James' Folio

Future Waters

ADO : Future Waters


System Design


A | D | O


James Stonehewer
Lauren D'Souza



Within North America, 1 in 5 water bottles consumed are recycled - and with an average of 8.1 billion gallons consumed annually, we need a now solution. To solve this growing problem, we researched to find the Achilles’ heel of the water bottle industry, as well as investigate better alternatives to obtaining clean sources of water. 



The current state of portable drinking water is heavily reliant on single-use plastics. However, the common stigma behind public drinking water is that it is unsafe to drink, scarce to find in public areas, and cannot be easily transported in all the ways that plastic water bottles provide. People are sold on this assumption that bottled water is cleaner, better for you, provides a better taste, and is a critical part of our lives.

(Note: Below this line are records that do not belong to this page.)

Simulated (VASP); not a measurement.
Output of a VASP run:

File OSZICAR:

Additionally, water bottle companies are seeing rising expenses within their logistics networks, outdated business models, and terrible environmental public relations. This along-side the costs of logistics have gone up as much as 10% since the requirement of electronic logging of truck drivers increasing cost of oil.

How Might We...

change the business models of water bottle companies to reflect a modern, eco-friendly and cost effective way for them to deliver their product, while also providing a better user experience?


This is where we began innovating - 1/3 of bottled water is rebranded tap water and is wastefully shipped across the North America. To combat this we created H2You, H2You a systematic approach granting users access to water while becoming profitable for WBC’s, profitable for stores (retailers) and making the environment a better place. 

The core concept of H2You is to enable a network of fountains and dispensers across a city by providing an incentive to WBC’s as well as affiliated retail locations. There are many small costs which both parties would incur, but the overall profits, user network, PR benefits and data would outweigh these negative costs, alongside the positive environmental impact. 

H2You utilizes the successful “Freemium” business model that companies such as Spotify, Amazon Prime and Netflix use. It allows everyone to have access to free regulated tap water, while also allowing those who are more particular about taste or specific brand name to pay the premium.


64% of the water within North America is clean, drinkable tap water. The goal of H2You is to become an impactful system towards those 240 million people and get them away from one use bottles.

Once the H2You system has been implemented into a city along with affiliated companies, users who are paying for the premium experience are able to access deals, sales and more from the locations. In turn prompting companies to jump on board and redeem the benefits of sales and positive public relations. H2You is a completely scalable system. As the user base grows, affiliated stores can partner with WBC’s to have the cost of the water dispenser subsidized. This offsets the high costs of the units for the consumer and retailer while also providing towards the overall experience for all parties.

In an ideal situation, if H2You could be implemented across an entire chain of store locations, it would create trust that water dispenser locations are along users paths of travel. These locations would be mapped on an affiliated H2You app, where users could locate stations within their urban neighbourhoods, as well as recognize affiliated retailer deals where H2You dispensers are present. 


H2You is a now solution to end the growing pollution of single-use plastic bottles. By implementing this system and allowing WBC’s to subsidize the cost and maintenance of these expensive water dispensers. Clean water networks where users are promoted to use reusable water bottles is possible within the now.  

Once a new business model makes sense, Water bottle companies are seeking to be part of the shift towards a world where single-use plastic bottles are a product of the past.